Experiment 040

Sharded carousel: lowest latency floor, lower capacity

Perf record: 040-sharded-carousel.json. Cohere v3, 1M × 1024, cosine, Granite box (8 vCPU). carousel --mode sharded.

The fix attempted

039's carousel ran 8 independent full-base carousels, so a revolution was the whole base → a high latency floor (77 ms at low load). Fix: shard the docs across workers (each owns N/8); a query rides all 8 shards in parallel and merges partial heaps. A revolution is now N/8 docs → expect ~8× lower floor.

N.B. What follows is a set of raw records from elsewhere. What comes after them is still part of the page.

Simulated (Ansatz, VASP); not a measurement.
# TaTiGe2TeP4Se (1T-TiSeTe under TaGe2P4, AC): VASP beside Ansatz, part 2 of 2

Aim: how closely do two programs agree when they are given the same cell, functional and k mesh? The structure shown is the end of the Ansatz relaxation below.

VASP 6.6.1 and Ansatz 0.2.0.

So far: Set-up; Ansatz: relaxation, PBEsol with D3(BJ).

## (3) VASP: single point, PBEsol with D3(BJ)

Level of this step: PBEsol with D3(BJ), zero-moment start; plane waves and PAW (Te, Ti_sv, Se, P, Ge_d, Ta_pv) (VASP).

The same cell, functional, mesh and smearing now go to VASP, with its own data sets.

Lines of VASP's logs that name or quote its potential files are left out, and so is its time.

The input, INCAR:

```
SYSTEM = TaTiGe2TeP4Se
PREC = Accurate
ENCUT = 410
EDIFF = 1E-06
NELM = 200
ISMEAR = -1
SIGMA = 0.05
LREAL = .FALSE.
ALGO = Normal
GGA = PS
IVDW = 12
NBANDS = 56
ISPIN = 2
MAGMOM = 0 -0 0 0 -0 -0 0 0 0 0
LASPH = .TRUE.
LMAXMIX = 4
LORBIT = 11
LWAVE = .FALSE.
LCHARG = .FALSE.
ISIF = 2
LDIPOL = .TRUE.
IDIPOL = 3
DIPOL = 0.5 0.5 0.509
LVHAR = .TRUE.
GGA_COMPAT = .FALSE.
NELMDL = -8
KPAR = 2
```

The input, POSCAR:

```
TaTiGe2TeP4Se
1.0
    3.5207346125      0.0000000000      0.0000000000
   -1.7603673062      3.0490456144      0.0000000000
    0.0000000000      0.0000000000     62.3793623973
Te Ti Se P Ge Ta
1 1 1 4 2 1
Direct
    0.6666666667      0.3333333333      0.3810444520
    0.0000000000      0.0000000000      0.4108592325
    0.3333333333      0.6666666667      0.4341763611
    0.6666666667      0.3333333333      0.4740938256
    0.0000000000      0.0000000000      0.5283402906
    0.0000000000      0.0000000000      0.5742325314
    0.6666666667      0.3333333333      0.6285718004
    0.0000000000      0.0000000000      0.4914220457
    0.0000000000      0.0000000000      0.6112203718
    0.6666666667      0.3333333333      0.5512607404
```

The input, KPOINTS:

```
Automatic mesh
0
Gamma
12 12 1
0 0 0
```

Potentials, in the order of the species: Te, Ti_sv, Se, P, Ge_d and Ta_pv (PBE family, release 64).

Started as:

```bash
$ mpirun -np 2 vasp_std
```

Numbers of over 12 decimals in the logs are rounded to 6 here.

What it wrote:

Result — floor crushed (4.3 ms), but capacity drops

Rate sweep (seats=8):

rate	throughput	p50	p99
100	97	4.30	6.89
200	190	4.56	10.0
400	385	9.24	47.2
600	573	1052 💥	1775
800	751	2761 💥	4515

Seats sweep at overload (rate 800) — more seats does not help:

seats	throughput	p50
8	751	2790 ms
32	751	3001 ms
128	753	3363 ms

Conclusions

Sharding crushes the latency floor: 4.3 ms p50 at low load — lower than the per-worker carousel (77 ms), per-query (12 ms), and even close to the 021 intra-query-parallel floor. Because each query is spread across all 8 cores (revolution = N/8), which is exactly dynamic intra-query parallelism.
But capacity falls to ~550 QPS and then cliffs. Spreading one query over all cores means queries can't run concurrently across cores — they time-share the same 8 workers. At saturation it's compute/popcount-bound, so adding seats only lengthens the revolution (latency ↑ 2790 → 3363 ms) without raising throughput (flat ~751). The per-worker carousel (039) keeps capacity >800 because its 8 workers serve different queries in parallel.
The two designs are the two ends of the latency↔throughput dial:
- sharded = spread a query across cores → minimum latency, lower capacity.
- per-worker carousel = pack queries onto cores → maximum throughput, higher floor. This is the 021 (intra-query) vs 016 (tiling) duality, now expressed as two carousel topologies.

Toward production

Neither dominates: sharded wins at low/moderate load and tight latency SLAs; per-worker carousel wins under heavy/bursty overload. The production answer is adaptive — spread a query across cores when cores are idle (low load → ~4 ms), and pack queries per core as load rises (high load → bounded latency, full throughput). Synthesized in 041.

Caveats

Plain binary + f32 rerank C=1000; architecture study. Saturation latencies are queue-dominated (offered > capacity); the cliff location is the signal.